Pension reform pioneers representatives Rob Portman (R-OH) and Ben Cardin (D-MD) have just introduced their newest bill, the Comprehensive Retirement Security and Pension Reform Act (H.R. 1776).
The bill is filled with juicy pension changes, which many planners said should prove beneficial, including making the savings and other pension reforms from the 2001 Act permanent. Currently, theyre set to expire in 2010.
The bill also would fully accelerate increased 401(k) and IRA limits next year to their 2009 limits. Individuals would be able to contribute up to $15,000 in their 401(k), $10,000 to a SIMPLE plan and $5,000 to an IRA. Catch-ups increase to $5,000 for 401(k)s and $1,000 for IRAs.
It would also permanently allow a tax credit for low-income savers who contribute to an IRA or defined contribution plan. Also, the bill increases the adjusted gross income eligibility for this credit to $30,000 from $15,000 and joint filer eligibility to $60,000 from $30,000.
The bill would also eliminate the marriage penalty on traditional and Roth IRAs, and would use a new interest rate benchmark for pension calculations to replace the nonexistent 30-year Treasury bond rate.

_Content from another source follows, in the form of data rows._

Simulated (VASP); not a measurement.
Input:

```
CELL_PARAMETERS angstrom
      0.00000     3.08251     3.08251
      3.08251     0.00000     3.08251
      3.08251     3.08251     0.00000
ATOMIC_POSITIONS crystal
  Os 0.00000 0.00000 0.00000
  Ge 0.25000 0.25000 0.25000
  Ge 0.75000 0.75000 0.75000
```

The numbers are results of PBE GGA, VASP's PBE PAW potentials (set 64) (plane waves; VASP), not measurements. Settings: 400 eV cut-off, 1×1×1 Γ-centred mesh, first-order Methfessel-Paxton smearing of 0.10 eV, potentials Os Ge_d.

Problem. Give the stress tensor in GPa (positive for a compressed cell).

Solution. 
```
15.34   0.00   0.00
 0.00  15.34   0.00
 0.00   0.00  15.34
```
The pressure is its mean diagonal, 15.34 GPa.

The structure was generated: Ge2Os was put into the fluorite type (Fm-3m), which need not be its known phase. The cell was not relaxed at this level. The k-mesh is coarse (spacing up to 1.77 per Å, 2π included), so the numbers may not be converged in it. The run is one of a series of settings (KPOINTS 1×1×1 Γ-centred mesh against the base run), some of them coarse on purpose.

It would raise the minimum distribution age to 75, up from 70 ½, and reduce the penalty for those who fail to take their distributions from 50% to 20% of the amount not distributed. Further, it would allow individuals with incomes up to $90,000 to exclude up to $2,000 in annuity income per year from taxation.
Finally, it would allow individuals to roll over a portion of assets in a retirement to their spouses IRA.
"A lot of this is not going to become law this year but its certainly the starting point of the next generation" of pension regulation, said Brian Graff, executive director of the American Society of Pension Actuaries.